False memory

People often wonder whether their memory for past events is accurate or not. We can trust in most of our memories; however, we can easily face false memories when we remember things that never occurred or when we remember details of an event that are far from those originally encountered (Roediger & McDermott, 1995). Many factors – pertaining to both the rememberer or the stimuli we are asked to remember – either boost false memories or protect against them. Our research focuses on such facilitating or protecting factors in both adults and children.

New Emotional False Memories Paradigm

We developed a new False memory paradigm (Mirandola et al., 2014; Mirandola et al., 2017) that enables us to study memory distortions for emotional events that may occurr in everyday life. For example, if you observe a story (depicted through pictures) where a boy and a girl get ready to meet each other, you may produce two types of false memories: 1) erroneously remembering an action that is consistent with the story/script but that was not presented (the boy brushing his teeth while he was shaving); 2) inferring having seen the antecendent of an action emotionally salient (why is the boy mad at the girl? Probably she was late to the date).

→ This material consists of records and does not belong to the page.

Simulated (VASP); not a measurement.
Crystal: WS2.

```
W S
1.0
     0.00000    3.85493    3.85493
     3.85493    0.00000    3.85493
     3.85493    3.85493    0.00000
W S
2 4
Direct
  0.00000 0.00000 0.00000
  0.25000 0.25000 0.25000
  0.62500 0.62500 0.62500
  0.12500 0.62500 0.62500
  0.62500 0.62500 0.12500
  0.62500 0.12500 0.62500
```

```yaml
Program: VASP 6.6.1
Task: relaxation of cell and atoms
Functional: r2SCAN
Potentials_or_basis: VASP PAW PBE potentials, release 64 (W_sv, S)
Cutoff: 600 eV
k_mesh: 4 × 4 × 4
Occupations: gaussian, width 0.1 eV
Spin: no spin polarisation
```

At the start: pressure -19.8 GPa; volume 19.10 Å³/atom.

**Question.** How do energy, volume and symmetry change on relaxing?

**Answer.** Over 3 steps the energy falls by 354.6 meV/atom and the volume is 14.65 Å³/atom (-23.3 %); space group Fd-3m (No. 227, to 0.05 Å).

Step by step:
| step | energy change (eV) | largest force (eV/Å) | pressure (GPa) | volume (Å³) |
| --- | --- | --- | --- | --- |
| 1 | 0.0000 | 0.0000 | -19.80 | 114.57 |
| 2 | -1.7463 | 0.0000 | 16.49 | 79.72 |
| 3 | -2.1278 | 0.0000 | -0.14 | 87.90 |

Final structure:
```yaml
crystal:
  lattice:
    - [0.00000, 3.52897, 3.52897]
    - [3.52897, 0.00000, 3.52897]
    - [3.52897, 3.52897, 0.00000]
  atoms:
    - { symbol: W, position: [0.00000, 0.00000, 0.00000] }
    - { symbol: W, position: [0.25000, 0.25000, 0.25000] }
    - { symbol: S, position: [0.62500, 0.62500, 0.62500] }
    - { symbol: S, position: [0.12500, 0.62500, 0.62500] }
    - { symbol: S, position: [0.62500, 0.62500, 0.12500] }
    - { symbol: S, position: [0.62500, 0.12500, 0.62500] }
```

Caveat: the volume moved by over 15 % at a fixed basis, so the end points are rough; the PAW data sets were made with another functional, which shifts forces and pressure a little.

Emotion typically favors accuracy and prevents from incurring false memories (i.e., memory ehancing effect), but this depends on individual differences in higher cognitive processes, such as working memory, and in personality.

Factors that protect against false memories

  • Working memory

Working memory allows for a reduction of false memories – especially for negative events – via inhibitory mechanisms; people who have high working memory abilities are better able to ward off non-experienced events from their memories, thus excluding them from later retrieval.

Mirandola et al., 2017
  • Personality

Extraverted individuals produce fewer false memories for postive events, given their higher attention toward positive stimuli which increases memory accuracy and diminishes inclusion of non-experienced details or events.

Factors that boost false memories – depressive/anxious traits

Individuals with depressive or anxious traits tend to incorporate into their memories more negative events than positive or neutral, via ruminative mechanisms.

False memories in children

Our research focus on those factors that influence false-memory production during development, for example:

  • higher propensity to produce memory distortions with increasing age due to higher semantic knowledge ability;
  • individual differences in higher cognitive processes that influence false memory production;
  • differential probability to incur memory distortions in atypical development: learning disabilities and other neurodevelopmental disorders.